Tsuko-tegata (通行手形)

Tsuko-tegata was a certificate for people in the Edo period to prove that they were traveling with permission. Travelers were obliged to carry it as a proof of the permission during their travels, and it is equivalent to the present passport and identity card.

Summary

In the Edo period, sekisho (checking stations) and kuchidome-bansho (checkpoints) were set up at various places to strictly control the movement of people. There were various reasons for travels, such as house moving, official or commercial trip, visiting temples and shrines, a hot-spring cure, and in cases of women, marriage and live-in domestic service. Generally, however, traveling was not allowed with ease except for a pilgrimage to Ise Shrine that was permitted unconditionally. Visits to famous shrines and temples, such as Nikko Tosho-gu Shrine and Zenko-ji Temple, were allowed in most cases.

However, unlike in modern times, there were no tourist resorts developed then, therefore the visits to shrines and temples themselves were pleasure trips. Traveling, in the first place, was a once-in-a-lifetime opportunity for the common people (like traveling abroad before the high-growth period). However, according to a different theory, people were actually able to travel without restraint as long as they made notification, which is like traveling abroad after getting a passport in modern times, considering the fact that domains in the Edo period were like semi-independent states..

Control over movement of women in samurai families was stricter than that over the common people, and tsuko-tegata for women was indispensable.

Samurai asked for tsuko-tegata to be issued at Hancho (government building of domain). The common people asked town or village officers, or their family temples to issue their tsuko-tegata..

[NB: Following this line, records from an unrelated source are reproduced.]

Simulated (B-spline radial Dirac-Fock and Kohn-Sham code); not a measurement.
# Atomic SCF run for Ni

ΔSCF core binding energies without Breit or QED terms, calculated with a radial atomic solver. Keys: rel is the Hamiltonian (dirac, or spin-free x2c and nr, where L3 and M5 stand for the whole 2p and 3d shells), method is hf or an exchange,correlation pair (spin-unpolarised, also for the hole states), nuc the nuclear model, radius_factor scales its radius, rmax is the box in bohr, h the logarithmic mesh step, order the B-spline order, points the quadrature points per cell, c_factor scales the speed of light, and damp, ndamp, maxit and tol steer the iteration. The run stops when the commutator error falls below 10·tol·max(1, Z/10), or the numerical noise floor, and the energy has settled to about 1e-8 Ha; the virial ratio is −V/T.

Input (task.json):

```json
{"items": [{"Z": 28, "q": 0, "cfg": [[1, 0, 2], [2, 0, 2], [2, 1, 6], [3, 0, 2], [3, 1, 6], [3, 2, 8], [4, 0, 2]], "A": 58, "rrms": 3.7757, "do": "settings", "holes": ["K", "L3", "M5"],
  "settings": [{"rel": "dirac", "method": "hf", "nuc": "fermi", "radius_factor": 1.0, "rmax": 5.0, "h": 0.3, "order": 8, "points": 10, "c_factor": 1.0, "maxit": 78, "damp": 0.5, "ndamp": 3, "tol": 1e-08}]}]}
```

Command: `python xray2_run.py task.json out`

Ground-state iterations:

It can be said that the wording of tsuko-tegata is quite similar to that of the current passport. Identity of the person who carried the tsuko-tegata, purpose of travel (such as visiting temples and shrines in various provinces), request for passing sekisho, request for convenience and protection to related officers, identity and address of the issuer and the like were written on it.

Existing tsuko-tegata are materials to indicate the movement of people in the Edo period.